Hanrahan said that no monitors were found in the infants' rooms "that might alert the adults in the home to any distress."
Bui's attorney, Thomas Peter Mann, said his client runs a professional day-care facility and has spent more than $70,000 to enhance it for the children. He said Bui is devastated by the baby's death and did not do anything to cause it, and he denied that she tried to fool county inspectors.
Police said they still are conducting tests to determine the cause of death. The baby's parents could not be reached for comment yesterday.
Bui, 42, who has been licensed to provide day care at her house on North Ohio Street since 1983, had her license suspended Thursday because of the allegations that she committed a "gross violation" of county rules on the number of children allowed at home day-care facilities.
In the affidavit, police said that Bui was licensed to care for five children. But after the baby died on Wednesday, investigators counted 31 children, ranging in age from about 1 to 7, in the basement playroom area, and an additional five children, 12 months or younger, on the main level, the affidavit said. It said that Child Protective Services workers have obtained the names of more than 40 children being cared for by Bui.
The following day, officials made a routine inspection of Bui's facility, in an appointment that had been scheduled long before. According to Hanrahan's affidavit, Bui sent a letter to most of the parents, telling them that her business would be closed because she had a doctor's appointment. But when the inspectors arrived that day, they found the facility was open and five children were being cared for, Hanrahan said.
When asked what happened to the doctor's appointment, Bui told officials that it was a walk-in visit to a doctor who was to give TB shots to her and her assistants, according to the affidavit filed in Arlington Circuit Court, which sought permission to search Bui's home.
During the three-hour search Thursday night, police seized items including about 54 client day-care files and several computer disks.
Bui acknowledged caring for more children than allowed but said that she provides excellent care by using as many as five assistants and that she did not try to circumvent the county's inspection process, Mann said.
He said Bui shuts down once a year for doctor's appointments but tries to be flexible for parents and is known to take some children in even on a day she is scheduled to be closed.
The lawyer also said that investigators who counted 36 children at her home on Wednesday may have included her own sons and some neighborhood children who are not clients.
"We're talking about quality, professional day care," Mann said.

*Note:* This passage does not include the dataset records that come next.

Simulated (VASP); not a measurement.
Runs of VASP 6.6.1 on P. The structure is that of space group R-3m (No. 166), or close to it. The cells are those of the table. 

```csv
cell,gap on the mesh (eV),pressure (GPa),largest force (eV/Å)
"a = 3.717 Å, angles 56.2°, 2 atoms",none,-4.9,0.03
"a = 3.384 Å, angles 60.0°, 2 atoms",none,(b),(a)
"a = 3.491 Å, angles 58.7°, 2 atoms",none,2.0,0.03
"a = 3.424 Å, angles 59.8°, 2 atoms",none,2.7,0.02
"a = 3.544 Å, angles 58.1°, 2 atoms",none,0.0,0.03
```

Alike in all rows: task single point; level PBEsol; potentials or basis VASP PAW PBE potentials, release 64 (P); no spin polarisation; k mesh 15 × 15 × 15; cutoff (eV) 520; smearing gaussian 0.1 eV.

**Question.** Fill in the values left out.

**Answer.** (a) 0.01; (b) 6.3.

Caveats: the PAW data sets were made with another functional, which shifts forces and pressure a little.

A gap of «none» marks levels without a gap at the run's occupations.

Liz Rahbun said that her daughter, who will turn 3 in August, has "thrived" under Bui's care and that she wants her to continue caring for her child.
"She clearly knew she was going over the county limit," Rahbun said. "But she had enough people on site to take care of the children. That's what's important."
Closing down Bui's operation has been a disaster for her and other parents scrambling for child care, Rahbun said.
"She's a great person," Rahbun said. "I certainly hope the county doesn't throw the book at her because she doesn't deserve it."